Analytics is a powerful tool that allows contextual and actionable insights to be extracted from large data sets. Just as it can help STEM fields and businesses improve their practices and streamline testing, it can also work to improve education. Students need better learning environments, improved learning tools, and ideally, a curriculum that teaches based on their strengths and is mindful of individual weaknesses.
Understanding Analytics
The volume of data has expanded far beyond any singular person’s ability to comprehend or draw understanding from. This is true for businesses as it is for those who work in policy or those working with Big Data. The volume makes human analysis impossible, but as we have expanded on the data available globally, so too have we increased our computational abilities.
Though there are algorithms available to extract and draw contextual information from large and unruly data sets, many of those who work in education have still not invested as fully as they should have in the potential and power of data analytics.
The power of analytics is not just to find information that you could manually determine with enough time. It is problem-solving in its truest form. Data analytics does more than just provide a few insights or sorts of together data on your behalf, and it has evolved beyond that.

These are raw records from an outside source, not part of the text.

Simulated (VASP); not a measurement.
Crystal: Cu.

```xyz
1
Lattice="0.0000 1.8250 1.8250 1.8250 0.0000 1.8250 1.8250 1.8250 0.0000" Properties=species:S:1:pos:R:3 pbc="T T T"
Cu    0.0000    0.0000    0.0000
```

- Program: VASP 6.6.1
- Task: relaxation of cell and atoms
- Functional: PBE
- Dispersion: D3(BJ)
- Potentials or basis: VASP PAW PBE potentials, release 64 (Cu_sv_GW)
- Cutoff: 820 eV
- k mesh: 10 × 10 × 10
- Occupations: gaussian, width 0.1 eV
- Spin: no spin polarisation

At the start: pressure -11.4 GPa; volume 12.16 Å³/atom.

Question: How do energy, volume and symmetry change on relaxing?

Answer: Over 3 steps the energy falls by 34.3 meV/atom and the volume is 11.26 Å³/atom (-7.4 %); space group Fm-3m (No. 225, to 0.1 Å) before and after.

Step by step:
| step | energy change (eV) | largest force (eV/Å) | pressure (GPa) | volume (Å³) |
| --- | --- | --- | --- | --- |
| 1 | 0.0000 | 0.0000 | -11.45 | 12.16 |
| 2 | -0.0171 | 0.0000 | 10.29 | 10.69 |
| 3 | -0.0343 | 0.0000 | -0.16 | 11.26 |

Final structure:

From automated testing to using historical data to understand demographic changes and trends. With the right approach, the educational sector can use current and historical data to understand better its students, their needs, and how educators around the world can rise up to improve the quality of education for all.
Analytics is typically the smartest method to cut down the costs as it speeds up the testing process. This applies to STEM markets just as much as it can apply to the educational sectors.
The Challenges of Introducing Analytics
There are several challenges that are inhibiting the wide-range use of analytics. The same problems plague those working in Big Data. In the educational sector, however, the problem stems from two key issues. The first is data collection. The second is privacy concerns.
Each country and even subsets within these countries have different privacy laws, meaning that a grand-scale, Big Data approach to education analytics is complicated. First data must be properly encrypted, and personal information anonymized before analytics can get their hands on it.
Then there is the issue of getting the right data. Analytics works best when it can analyze user behavior. Polling students after each lesson on what they learned and their experience is not viable, and unfortunately, it needs to be necessary to gain more insight into student learning environments.
Thanks to online learning tools and digital learning environments, however, more information and data is becoming the norm, enabling new possibilities for analytics in education.
The Role for Future Educators
While teachers, lecturers, and other student-facing faculty do not need to invest or use analytics to improve their ability to do their jobs, those who are looking to advance their career into leadership and policy must absolutely look into how analytics can improve their efforts. Combining the quality education they earned from their masters of education online with even a rudimentary understanding of Big Data, analytics, and strategy implementation can put them in a powerful position to direct their attention to students’ unseen needs in their sector.
While at the moment, higher education is the one focussed on analytics and how it could potentially improve their own service for students, the benefits extend to all levels of education. It is up to policymakers and educational departments, NGOs, and consultants to use analytics to help better understand students today of all ages and to rise to meet their needs in ways that previous generations could not.
What Can Analytics Do for Education?
At the moment, there is no clear way to understand how current educational strategies are impacting future generations. This applies to those at all levels. Due to this lack of output understanding, educational sectors do not have a clear understanding of which strategies, tools, and practices should be cut, which should be evolved, and which should stay the way they are.
It is widely understood that educational reform is essential, but there is yet no clear understanding or consensus on how to reform education to best suit students at large.
The ultimate goal of analytics is to provide a more robust toolset for students and teachers to use. In a perfect world, the curriculum should be adjusted for the individual. Rather than a one-size-fits-all approach, the student should learn to their best capabilities, with any additional needs (physical or cognitive) taken care of at the start.
The Limits of Analytics
Analytics can help improve the strategies and tools used by educators and students alike. It cannot accurately, however, understand and analyze “softer” elements of learning. For example, motivation, safety, home life, informal school interactions, friendships – all of these can impact a student, and even with questionnaires, it can be very hard to extract necessary insight on what amounts to the individual condition.
How Has Online Learning Changed the Potential for Analytics
Online learning offers educators and policymakers the opportunity to delve into large collections of data from real-time learning environments. This essentially means that the classroom has become its own Google Analytics. Not every digital learning environment offers this, of course. Zoom classrooms are just as analog when it comes to analytics as a physical classroom.
However, online learning platforms can collect a lot of user data that can help educators understand how their tool is used and gain insights into the program and learning styles of their students.
The last year of online education has meant a huge increase in the data that is now available to analyze, but we still have a long way to go before the data that we have amassed can be used in a concrete, actionable way to change the future of education.